M. Minkowski (© Teatro Real/Javier del Real)

Five years ago, La Scala gave its first performance of the most popular Viennese operetta, Die Fledermaus (1874). Likewise, the present performance is the first at Madrid’s Teatro Real. The dichotomy between opera and operetta may have lasted too long in Mediterranean countries. A Spanish form of operetta, the zarzuela, continues to be vibrant but it’s a different world from opera. Nevertheless, in Spain and in German speaking countries the most accomplished opera singers have a tradition of performing their variation of operetta–Montserrat Caballé, Teresa Berganza, Pilar Lorengar, María Bayo and Alfredo Kraus in the former, or Elisabeth Schwarzkopf, Anneliese Rothenberger, Erna Berger, Fritz Wunderlich and Hermann Prey in the latter.

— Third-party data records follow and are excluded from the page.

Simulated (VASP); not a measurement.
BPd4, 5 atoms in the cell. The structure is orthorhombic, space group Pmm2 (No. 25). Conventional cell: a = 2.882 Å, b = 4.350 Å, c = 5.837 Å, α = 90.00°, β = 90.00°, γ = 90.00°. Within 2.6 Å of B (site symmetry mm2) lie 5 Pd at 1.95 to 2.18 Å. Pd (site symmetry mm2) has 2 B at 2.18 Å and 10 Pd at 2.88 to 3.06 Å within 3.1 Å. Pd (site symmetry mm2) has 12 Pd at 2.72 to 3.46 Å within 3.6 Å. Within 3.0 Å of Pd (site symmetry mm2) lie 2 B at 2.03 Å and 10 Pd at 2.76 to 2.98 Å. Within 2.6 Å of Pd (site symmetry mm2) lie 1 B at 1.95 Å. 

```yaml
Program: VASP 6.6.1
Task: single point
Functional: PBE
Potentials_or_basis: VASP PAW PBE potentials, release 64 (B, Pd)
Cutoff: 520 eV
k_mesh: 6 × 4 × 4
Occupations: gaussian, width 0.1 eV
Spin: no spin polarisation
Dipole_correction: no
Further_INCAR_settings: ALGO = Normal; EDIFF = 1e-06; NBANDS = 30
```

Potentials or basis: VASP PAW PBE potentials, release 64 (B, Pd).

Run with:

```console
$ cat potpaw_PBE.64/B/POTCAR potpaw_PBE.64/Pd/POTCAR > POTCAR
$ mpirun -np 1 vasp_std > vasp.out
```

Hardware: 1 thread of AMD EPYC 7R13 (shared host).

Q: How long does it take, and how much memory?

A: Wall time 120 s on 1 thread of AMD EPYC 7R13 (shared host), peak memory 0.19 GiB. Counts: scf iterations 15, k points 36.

Almost 150 years after its premiere in Vienna, Die Fledermaus is finally performed in the sacrosanct temple of opera in the Spanish capital, though in a semi‑staged format and with a visiting ensemble. Marc Minkowski, a giant in early music, has an affinity for operetta and has made some of the best recordings of Offenbach’s works. An early music ensemble conducting a late nineteenth century work is an interesting prospect, bringing a fresh outlook and eschewing a heavy‑handed “romantic,” and (in the case of Viennese operetta) schmaltzy tradition. Indeed, as the overture was playing, one sensed a different atmosphere: faster tempi and a lighter sound.

American soprano Jacquelyn Stucker, as Rosalinde, had the most memorable voice, a distinct beautiful timbre, a rich creamy middle but alas, a weak upper register. This was compensated for thanks to her natural comic verve and strong stage presence. Her Act II aria, “Klänge der Heimat” (Czardas), was lively, but with diminished high notes towards the end of the aria. In Act II, when the masked Rosalinde pretended to be a mysterious Hungarian countess, one wished for a stronger fake Hungarian accent, as is usually the case.

German coloratura soprano Alina Wunderlin was a terrific Adele, the Eisensteins’ temperamental chambermaid. She was the perfect soubrette, coquettish and charming with precise (though thin) high notes. Her Act II aria, “Mein Herr Marquis”, was like delicious champagne. Her Act III “Spiel ich die Unschuld vom Lande” aria was utterly charming.

English tenor Huw Montague Rendall, the son of mezzo Diana Montague and tenor David Rendall, was a vibrant Eisenstein, a role that demands charisma more than vocal bravura. He definitely had both.

Croatian baritone Leon Kosavic was delightful as Dr. Falke, Eisenstein’s friend who instigated the whole farce to have his revenge for having been left drunk in the middle of the city dressed in a bat’s outfit. This gave him the ill‑fated sobriquet of Dr. Fledermaus (Dr. Bat), the operetta’s title. One wished the role had more singing. His voice is velvety and sublime, and his stage presence marvelously intense. His phrasing in German was the best of the entire cast.

Swiss mezzo Marina Viotti’s Prince Orlofsky was too masculine, lacking sexual ambiguity, quite an accomplishment in a trousers role, though possibly not a desirable one. Her Act II “Ich lade gern mir Gäste ein... Chacun à son goût” had panache. To add humour, she temporarily pushed Minkowski off the podium to replace him conducting the composer’s Russian March, a piece not in the opera but used together with Thunder and Lightning Polka as fillers in Act III, much of which is spoken dialogue.

I had major fears regarding the third act. How successful can a dialogue‑rich act be in a semi‑staged production? It was a mitigated success. The pleasant surprise was outstanding Swiss-Hungarian actress Sunnyi Melles, performing the spoken role of the drunkard prison guard Frosch. Often this role is overbearing and the humour forced, but here, Melles’s Frosch was the most delectable character of the evening, thanks to her superlative acting skills.

Problems inevitably arise with attempts to have spoken dialogue in a language few understand. Some lines in Spanish were inserted to elicit mostly forced laughs. Ideally, spoken dialogue ought to be in the vernacular, especially in operetta, a lowbrow popular art form. However, it would be impractical for a visiting ensemble, performing in a language not their own (German), to be effective comic actors in another language (Spanish). Perhaps one day the Teatro Real will present its own production of Die Fledermaus, with local singers adept in Spanish, enabling this glorious operetta to become part of the venerable theatre’s repertoire.